A two member bench of Justice Ashok Bhushan, Chairperson and Barun Mitra, Member (Technical) observed that insufficiently stamped Deed of Guarantee is a curable defect and the onus to cure the same was on the Principal Borrower or the Corporate Guarantor as it was their obligation to pay the stamp duty.
The Principal Borrower had even undertaken to pay the deficit stamp duty payable in case any such demand was raised. The deficit was admittedly not paid by the Principal Borrower as no such demand was raised. Since neither the Principal Borrower nor Corporate Guarantor took any corrective steps in this direction, the Appellant as the Corporate Guarantor cannot be seen to take undue benefit of inaction/lapse on their own part to cure the defect.
The appellant had argued that the guarantee deeds executed by SEPL in 2015 and 2016 were insufficiently stamped and hence inadmissible, and that a new guarantee deed executed in 2020 had novated the earlier contracts. The NCLAT rejected these contentions, finding that the 2020 guarantee did not extinguish the earlier guarantees, as the sanction letters clearly stated that existing securities would continue to apply.
The Tribunal viewed that the core issues of debt and default were not contested by the appellant, and the technical objections raised could not defeat the substantive rights of the financial creditor to initiate insolvency proceedings.

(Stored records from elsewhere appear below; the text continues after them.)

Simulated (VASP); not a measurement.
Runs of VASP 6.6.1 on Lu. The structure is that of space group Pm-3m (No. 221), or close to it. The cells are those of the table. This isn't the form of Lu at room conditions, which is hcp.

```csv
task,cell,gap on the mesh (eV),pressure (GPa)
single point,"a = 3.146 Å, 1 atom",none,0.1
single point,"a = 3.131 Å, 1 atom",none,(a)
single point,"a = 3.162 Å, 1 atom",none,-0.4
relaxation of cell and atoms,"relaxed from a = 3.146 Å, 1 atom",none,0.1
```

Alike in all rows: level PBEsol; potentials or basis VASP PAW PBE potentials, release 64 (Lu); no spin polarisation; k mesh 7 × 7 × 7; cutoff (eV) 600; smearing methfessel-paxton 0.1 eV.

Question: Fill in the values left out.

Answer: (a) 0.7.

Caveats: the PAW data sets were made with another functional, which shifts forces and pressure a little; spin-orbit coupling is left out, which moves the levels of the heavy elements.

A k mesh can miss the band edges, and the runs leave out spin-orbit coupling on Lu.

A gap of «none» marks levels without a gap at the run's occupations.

The Appellant has only tried to get over their liabilities on the ground that the earlier contract of guarantee having been novated, there was no liability on the part of the Corporate Guarantor until the new Guarantee Deed was invoked and on the ground that no occasion had arisen for the Appellant to discharge their liabilities due to insufficient stamping of the Guarantee Deeds.
“The admission of the Section 7 application cannot be obfuscated or defeated by raising such unfounded technical pleas. In the present case, when debt and default is undisputedly established, the Adjudicating Authority did not commit any error in accepting the Section 7 application.”, the tribunal held.